Research: The Phoenix Deep Radio Survey


Optical R-band image (left) of the apparently faint sub-mJy radio galaxy PDF011255 detected in the course of the Phoenix Deep Radio Survey. The radio contours are overlaid on the optical image. On the right is the optical spectrum of the radio galaxy. This lies at a redshift of z=0.445 and shows strong narrow emission lines indicative of ongoing star-formation activity. The Phoenix survey has revealed a large number of apparently faint radio galaxies similar to PDF011255. Detailed studies suggest that these sources are likely to be intermediate and high redshift galaxies dominated by star-formation, although the presence of an obscured AGN is under debate.

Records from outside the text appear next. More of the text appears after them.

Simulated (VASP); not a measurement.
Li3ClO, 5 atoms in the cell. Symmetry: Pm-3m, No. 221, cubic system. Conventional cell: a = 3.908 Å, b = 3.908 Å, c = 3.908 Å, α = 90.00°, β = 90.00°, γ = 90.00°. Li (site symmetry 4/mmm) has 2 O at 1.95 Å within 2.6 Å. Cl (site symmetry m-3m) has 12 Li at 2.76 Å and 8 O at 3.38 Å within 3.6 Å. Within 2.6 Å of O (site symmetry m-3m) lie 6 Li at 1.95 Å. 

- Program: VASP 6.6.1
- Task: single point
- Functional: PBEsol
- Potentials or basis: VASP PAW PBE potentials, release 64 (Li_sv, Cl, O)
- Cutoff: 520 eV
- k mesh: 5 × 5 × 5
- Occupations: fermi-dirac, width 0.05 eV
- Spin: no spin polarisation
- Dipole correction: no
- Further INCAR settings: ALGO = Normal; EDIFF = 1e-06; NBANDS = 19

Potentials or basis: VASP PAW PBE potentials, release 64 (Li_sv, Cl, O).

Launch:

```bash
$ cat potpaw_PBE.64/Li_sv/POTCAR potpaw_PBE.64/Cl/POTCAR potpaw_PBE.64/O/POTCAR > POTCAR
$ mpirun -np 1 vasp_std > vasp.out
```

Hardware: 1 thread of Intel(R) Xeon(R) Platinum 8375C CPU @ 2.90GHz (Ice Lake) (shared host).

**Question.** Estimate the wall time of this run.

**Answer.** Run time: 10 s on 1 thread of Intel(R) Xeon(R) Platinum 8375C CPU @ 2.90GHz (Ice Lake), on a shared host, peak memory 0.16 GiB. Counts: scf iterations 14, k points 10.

Deep radio surveys reaching sub-mJy flux densities have revealed a new population of apparently faint radio sources below the flux density of 1mJy. This new radio population has properties significantly different form brighter radio sources (>10mJy) usually identified with quasars (QSOs) and giant ellipticals harboring a powerful Active Galactic Nucleus (AGN).

Indeed, photometric and spectroscopic studies of apparently faint (sub-mJy and µJy) radio sources reveal that these objects are usually identified with disc type galaxies at intermediate and high redshifts. Their optical spectra exhibit narrow emission lines indicative of star-formation activity, although a contribution from an obscured AGN cannot be excluded and is under debate. The similarity of these objects with the nearby population of starbursts revealed by IRAS suggest that the sub-mJy faint radio population is the more distant counterpart of these nearby galaxies.

The Phoenix Deep Survey is an ongoing project aiming to study the nature and the evolution of the apparently faint radio population. The observations comprise an ultra-deep and homogeneous radio survey (1.4GHz) covering an area of 3 deg2 and reaching µJy sensitivities. This is combined with multiwavelength photometric data (UV, optical, near- and far- infrared) and optical spectroscopy. Moreover, deep X-ray observations (50ksec) using the XMM have recently been obtained. This unique multiwavelength data-set is used to address the following issues:

  • elucidate the nature of the energising source (AGN or star-formation) that dominates the observed activity of the apparently faint sub-mJy radio sources.
  • study the cosmological evolution of sub-mJy radio galaxies to constrain galaxy formation and evolution models.
  • investigate the evolution of the global star-formation rate. If the sub-mJy faint radio population is indeed dominated by starburst activity (as present studies indicate) then deep radio surveys, like Phoenix, offer an efficient tool of identifying and selecting the most active starburst galaxies out to z=1-2. Moreover, the insensitivity of radio wavelengths to dust obscuration makes radio surveys an unbiased census of the star-formation rate evolution unlike UV/optical data.
  • explore the significance of interactions and mergers in triggering the observed activity in sub-mJy radio sources.
  • explore the association of the sub-mJy radio population with other classes of extra-galactic sources, also believed to be starburst and/or AGNs at intermediate and high redshifts. These include the X-ray detected Narrow Emission-Line Galaxies (NELGs), the Extremely Red Objects (EROs) and the excess blue galaxies detected in deep optical surveys. Such a study will provide direct links between potentially similar objects selected at different wavelengths, providing complementary information necessary to elucidate their nature.